The attack on workers’ rights, wages and collective bargaining systems in Europe is continuing. The latest incident can be found in the new DG ECFIN report on labour market developments in Europe.
This report has a specific chapter examining those labour market reforms which member states have implemented over the past decade. This analysis is based on the so called LABREF database. The Commission, in cooperation with the Economic Policy Committee, has been developing this database since 2005 (for those unfamiliar with it, the Economic Policy Committee advises the ECFIN council on the issue of reform of economic policies and is composed of member state representatives from finance and/or economic ministries).
The LABREF database collects information on 9 broad labour market policy domains. These cover labour taxes, unemployment benefit systems, job protection institutions, active labour market policies and wage setting institutions. The database mainly describes the aim and main features of the labour market reforms that have been carried out. In addition however, the database also assigns binary indicators to each policy measure that has been taken. Reforms considered being ’employment friendly’ gets a score of minus 1. On the other hand, reforms that are not supposed to impact in a positive way on employment are counted with a score of plus 1. This makes it possible to assess the ongoing process of labour market policy reforms in a quantitative way.
For example, one of the trends which the chapter picks up is that reforms in wage setting systems have become more frequently ‘employment friendly’ in the aftermath of the financial crisis: Whereas hardly any member state engaged in a so called ‘employment-friendly’ reform of wage setting in 2006 and 2007, the number of countries doing so started to increase rapidly from 2008 and 2009 on. For 2010, the LABREF database registers that half of all EU member states have implemented a reform of wage setting system that would be ’employment friendly ‘.
A full blown attack on trade unions
The reader will be curious to know what type of reforms of labour market policy DG ECFIN considers to be employment friendly.

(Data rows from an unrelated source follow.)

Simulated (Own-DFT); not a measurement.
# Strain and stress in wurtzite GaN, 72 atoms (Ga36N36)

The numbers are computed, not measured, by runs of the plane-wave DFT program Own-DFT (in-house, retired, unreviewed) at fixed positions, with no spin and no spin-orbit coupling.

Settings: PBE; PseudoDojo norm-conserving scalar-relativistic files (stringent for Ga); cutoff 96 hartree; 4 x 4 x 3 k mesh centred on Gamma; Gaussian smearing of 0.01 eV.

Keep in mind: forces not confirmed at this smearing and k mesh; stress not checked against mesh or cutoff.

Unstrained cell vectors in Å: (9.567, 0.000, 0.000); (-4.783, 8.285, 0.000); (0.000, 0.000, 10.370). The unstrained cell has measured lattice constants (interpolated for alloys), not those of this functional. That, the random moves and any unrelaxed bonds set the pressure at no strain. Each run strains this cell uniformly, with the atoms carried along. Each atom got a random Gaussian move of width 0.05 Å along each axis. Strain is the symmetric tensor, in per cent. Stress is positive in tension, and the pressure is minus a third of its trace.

The answer will not come as a surprise but is nevertheless still shocking (see appendix I of the above mentioned Commission publication). With the exception of active labour market policy and measures in the field of maternity or parental leave, reforms that decrease worker and social rights in all of the remaining policy domains are systematically rated by the Commission as ‘employment friendly’: This ranges from measures decreasing the generosity of unemployment benefits, measures that decrease notice periods, measures that increase trial periods in permanent contracts, measures that increase the maximum cumulated duration of fixed term contracts to measures that increase retirement age and age or penalties for early retirement schemes.
The previous elements already constitute a wide deregulation of labour markets. Unfortunately, things get even worse concerning the wage setting framework. Here, we find the view that policies that decrease minimum wages are to be classified as job friendly measures. Things become even more scandalous when the Commission states that ‘government interventions that reduce the coverage of collective bargaining and result in an overall reduction in the wage-setting power of trade unions are employment friendly’.
DG ECFIN tries to cover its back by formulating the caveat that classifications such as these ‘should not be given mechanistic normative implications’ (page 66 of the report). At the same time, the vision upon which this classification is based as well as the signals it is sending to policy makers are extremely clear: Any policy that in one way or the other blocks the downward flexibility of wages or jobs is to be questioned and has to go. The more member states weaken institutions that act as labour market floors, the more good points DG ECFIN will be awarding them.
Moreover, this is not just about statistical classifications or technical reports. The fact is that this ideological vision of ultra flexibility that is so clearly shown in this report is also being pushed through in reality. DG ECFIN, bolstered by the fact that member states are under much pressure, not only from financial markets but also from the ECB (which has a similar deregulation agenda), is also in a position to impose these reforms and does not hesitate to do so. This is especially the case for the so called program countries. In fact, in the case of Greece in particular, this is exactly what DG ECFIN, in cooperation with the IMF and the ECB, has effectively been implementing: By cutting established minimum wage rates, by ending the legal extension of collective bargaining agreements, by even giving small groups of non representative workers (‘yellow’ unions set up by the company itself) the competence to set wages at a reduced level, the power of trade unions to set wages in Greece has indeed been reduced substantially.
Quo Vadis Europe?
This raises fundamental questions. When the Commission refers to the importance of social dialogue, can this be taken seriously? What is the value of social dialogue if the real objective of the Commission is to weaken what constitutes the core business and the ‘raison d’existence’ of one of its dialogue partners?
Where is the Social Commissioner who, as guardian of the European Treaty stating that one of the key objectives of the Union is to lower inequalities, should be arguing strongly in favour of an increased role of trade unions in setting wages? Indeed, if there’s one striking empirical observation, it is that the existence of representative trade unions and collective bargaining institutions limits inequalities.
What about the European Social Aquis as such? What about ILO conventions on the freedom to bargain and to organize? What about the Council of Europe and the Charter of Fundamental Rights? Do these institutions and instruments not offer any protection against this ‘wild west’ attack from the cowboys of DG ECFIN?
Finally, where is the European Parliament? At the very least, Members of Parliament should make the responsible Commissioner account for this scandalous design of his services’ database and demand the removal of its anti labour bias.